While yoga to Americans is somewhat of a new-age movement, the philosophies that govern it are thousands of years old. The principles and spirit of Bikram originated in India, where spiritualism comes slowly, gently. This is the exact same pace at which Bikram manages his franchise business.
With only one person managing the application process globally, and all decisions on who can open a franchise and where, still governed by Bikram alone, you can imagine the back log created. Make no mistake, Bikram likes it that way. Since he's already achieved fame and fortune and has mastered the art of work hard/play hard, it's no wonder he shoots for quality, not quantity. Again, a very Eastern way of approaching life.
As Americans, we want it all now, yesterday and that's just not Bikram's style. So with the gauntlet thrown, the rules are as follows....
- You must teach for 6 months and have 75 classes under your belt before you can contact headquarters about opening a franchise.
- Location requests can take a few weeks for Bikram to approve.
- He will not let you open too close to another Bikram studio (unless it's your own).
- You have six months to find a space and go to lease in your market, otherwise the territory goes to the next teacher in queue who's looking to open.
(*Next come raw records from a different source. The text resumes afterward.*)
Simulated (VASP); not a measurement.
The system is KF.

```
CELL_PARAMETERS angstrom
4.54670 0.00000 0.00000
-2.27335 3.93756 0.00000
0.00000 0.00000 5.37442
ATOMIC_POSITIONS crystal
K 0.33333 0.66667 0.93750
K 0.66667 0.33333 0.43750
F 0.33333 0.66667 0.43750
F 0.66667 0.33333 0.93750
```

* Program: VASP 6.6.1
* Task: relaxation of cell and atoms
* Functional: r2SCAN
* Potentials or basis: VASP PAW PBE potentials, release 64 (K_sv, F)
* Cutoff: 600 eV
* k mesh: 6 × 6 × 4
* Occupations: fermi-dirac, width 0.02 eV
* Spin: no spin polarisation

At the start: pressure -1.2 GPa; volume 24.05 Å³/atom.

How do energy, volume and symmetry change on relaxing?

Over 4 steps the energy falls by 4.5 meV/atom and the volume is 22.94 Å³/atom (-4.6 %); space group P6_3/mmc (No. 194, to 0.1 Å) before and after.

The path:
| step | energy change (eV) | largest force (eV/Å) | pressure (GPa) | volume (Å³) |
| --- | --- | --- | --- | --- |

- Bikram collects a monthly licensing fee of up to $500 to use his name/logo.
There are a ton of other logistic requirements that all take place in a very specific order, as mandated by Boss. Is that really the right approach in this fast-growing, yoga-conscious marketplace?
I worry for Bikram's franchise stability given all the "illegal" (non-Bikram hot yoga) studios popping up everywhere you turn, here and abroad. It is my strong opinion that he will ultimately not be able to afford to fight all the copy-cats without an expansive, in-house legal department. Not to mention, his brand is not used consistently enough to foster Bikram loyalty. The main reason, is that people are having extremely different experiences from studio to studio. Some are hot, some are not, some smell like B.O., some smell like artificial creamsicle (UES), some have hard wood floors, some have Flotex carpet, and the physical variances go on and on. If the dialogue is the same, why not put forth more effort behind the franchise to make the user experience the same. SEX SELLS and Bikram knows that first hand. After all he's the one who taught us "no money, no honey!"
The two owners of existing franchises that lectured - Lisa Johnson and Jodie Peterson - seem to have it all. According to Jodie, if we just "remember our students' names and trust Bikram's guidance through the process," everything else will fall into place. Most studios that got their start 10+ years ago, seem to have a huge advantage over the newcomers to the market (and I'm sure they must have felt the same about their predecessors). Maybe I'm biased as I've got my sights set on opening in two very popular markets, which are already saturated with yoga and notorious for "red tape" and anti-competition mentalities.
The biggest change, as of late, is the one-time franchise fee that Bikram now requires for all new owners to pay. This amount was not disclosed to us, but I hear it's in the $10K range. I picked up a few other pearls of wisdom, when it comes to owning a studio. It's definitely a business that never sleeps. It's the business of saving lives, the job I always wanted to have. If it's not taken as seriously as it sounds, it will fail. There is really no easy way in, although I always manage to have a few legs up on the process, which I cannot share publicly.
Bottom line when it comes to opening a Bikram franchise - Go big or go home. Size does matter; the studio must be at least 3,000sf. All the answers to our business and logistical questions can be found in the dialogue. If we can convince our students to move with Love, we will see Green.